A 10-point action plan was launched at COP27 as new research cautions that 800,000 seafarers will need carbon upskilling by mid 2030.
The Maritime Just Transition Task Force, comprising UN organisations, shipowners and unions, has launched a ‘shipping action plan’ at the COP 27 climate conference in Sharm El-Sheikh, Egypt, in November 2022.
The action plan, forming part of a white paper titled: ‘Mapping a Maritime Just Transition for Seafarers’, aims to upskill seafarers to meet shipping’s decarbonisation goals while putting the seafaring workforce at the heart of the solution.
The initiative comes after new research cautions that as many as 800,000 seafarers will need additional training by the mid-2030s as shipping transitions to alternative fuels and technologies, such as hydrogen, biofuels and batteries.
Shipping, generating three per cent of global greenhouse gas emissions, aims to transition to a net zero emission by 2050 in a concerted international effort to limit global warming to 1.5°C or lower.
The massive undertaking would require businesses, including shipping, to educate the workers about the transition and set up training infrastructures to upskill and empower workers, ‘leaving no one behind’.
Navigating shipping towards net zero, the 10-point shipping action plan made recommendations for industry, governments, seafarers unions, and academia, including training providers under scenarios with varying decarbonisation speed and progress.
These recommendations include: Strengthening global training standards, ensuring a health-and-safety-first approach, and establishing advisory national maritime skills councils.
“The good news is that seafarers are prepared and willing to be part of this transition,” said ITF General Secretary Stephen Cotton.
“But crew want to know that the fuels they’re handling are indeed safe and that we as an industry have the training pathways established to upgrade their skills,” he added.
Factors hindering the Maritime Just Transition
The research pointed out the lack of clarity on the viability and uptake of alternative fuel options, among issues which could hinder the transition. In addition, it highlighted that regulatory and financing uncertainties could impede the upskilling of seafarers.
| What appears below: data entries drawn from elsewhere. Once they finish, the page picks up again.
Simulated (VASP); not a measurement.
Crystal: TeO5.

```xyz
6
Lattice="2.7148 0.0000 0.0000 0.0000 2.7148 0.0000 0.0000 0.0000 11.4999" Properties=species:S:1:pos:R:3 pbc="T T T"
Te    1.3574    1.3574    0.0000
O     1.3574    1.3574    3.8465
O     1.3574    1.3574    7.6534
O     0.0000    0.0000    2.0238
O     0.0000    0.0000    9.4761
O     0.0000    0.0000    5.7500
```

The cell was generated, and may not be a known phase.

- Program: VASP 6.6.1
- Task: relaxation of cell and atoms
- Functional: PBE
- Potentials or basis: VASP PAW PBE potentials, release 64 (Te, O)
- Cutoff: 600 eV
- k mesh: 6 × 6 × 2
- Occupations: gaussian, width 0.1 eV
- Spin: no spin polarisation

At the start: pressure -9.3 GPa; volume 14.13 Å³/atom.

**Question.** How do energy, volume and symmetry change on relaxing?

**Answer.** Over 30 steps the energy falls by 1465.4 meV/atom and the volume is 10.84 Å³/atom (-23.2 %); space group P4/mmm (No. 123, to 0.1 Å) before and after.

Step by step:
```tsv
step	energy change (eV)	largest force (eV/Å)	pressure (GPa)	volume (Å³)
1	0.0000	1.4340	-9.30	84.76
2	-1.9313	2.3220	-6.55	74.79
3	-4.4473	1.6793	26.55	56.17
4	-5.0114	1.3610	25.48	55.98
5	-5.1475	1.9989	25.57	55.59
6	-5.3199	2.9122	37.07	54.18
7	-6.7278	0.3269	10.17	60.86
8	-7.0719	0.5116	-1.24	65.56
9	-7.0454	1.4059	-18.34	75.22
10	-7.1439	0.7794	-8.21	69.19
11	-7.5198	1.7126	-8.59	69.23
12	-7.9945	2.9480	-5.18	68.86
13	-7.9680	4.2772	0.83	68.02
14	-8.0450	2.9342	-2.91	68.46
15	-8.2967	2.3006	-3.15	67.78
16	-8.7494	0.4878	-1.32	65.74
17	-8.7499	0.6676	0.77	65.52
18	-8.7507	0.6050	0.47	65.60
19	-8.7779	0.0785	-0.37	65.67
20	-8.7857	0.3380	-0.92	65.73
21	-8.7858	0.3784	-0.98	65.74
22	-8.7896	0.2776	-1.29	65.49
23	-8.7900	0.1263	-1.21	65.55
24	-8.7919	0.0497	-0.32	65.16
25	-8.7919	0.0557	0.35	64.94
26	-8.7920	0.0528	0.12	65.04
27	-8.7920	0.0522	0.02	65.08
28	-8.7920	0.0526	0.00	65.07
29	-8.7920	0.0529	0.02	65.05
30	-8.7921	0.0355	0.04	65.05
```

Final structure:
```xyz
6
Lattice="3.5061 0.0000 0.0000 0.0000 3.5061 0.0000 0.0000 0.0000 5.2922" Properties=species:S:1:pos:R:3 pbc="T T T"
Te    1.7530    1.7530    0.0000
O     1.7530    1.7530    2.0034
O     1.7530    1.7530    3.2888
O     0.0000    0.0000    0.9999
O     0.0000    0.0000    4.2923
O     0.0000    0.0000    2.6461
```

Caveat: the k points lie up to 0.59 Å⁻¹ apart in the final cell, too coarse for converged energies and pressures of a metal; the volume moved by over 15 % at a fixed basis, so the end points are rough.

The report proposed that stakeholders kickstart seafarers’ training by investing in and enhancing maritime training establishments with facilities and competent trainers.
“There is an urgent need to establish the infrastructure and training required to prepare our seafaring workforce, both in developed and developing countries, to help meet our decarbonisation objectives,” said ICS Secretary General Guy Platten.
“This should be done as of today, so they are ready and able to meet the challenges that new green fuels and propulsion technologies will pose and mitigate any potential health and safety risks for ships, communities, the environment and seafarers themselves.”
SOS studies transition impact on seafarers
Separately, SOS has conducted small-scale surveys to assess seafarers’ awareness of the transition and their receptiveness to re-training and upskilling. Its findings and recommendations were largely similar to the proposal put forth by the Maritime Just Transition Task Force.
The surveys, with limited sample size, noted that while the maritime decarbonisation concept is not new to seafarers, most are unfamiliar with the subject and entailing issues, such as the impacts of alternative fuels on their health, livelihood and the environment.
Seafarers agreed that it is important to have a better understanding of the pathways, action plans and implications for the industry to transition towards decarbonisation effectively.
On the action plan, Platten added: “This is an opportunity for all so that no one is left behind. Shipping cannot decarbonise without its workers, and the 10-point action plan developed by the Task Force maps out a pathway for how this can be achieved as our industry continues to navigate towards a decarbonised future.”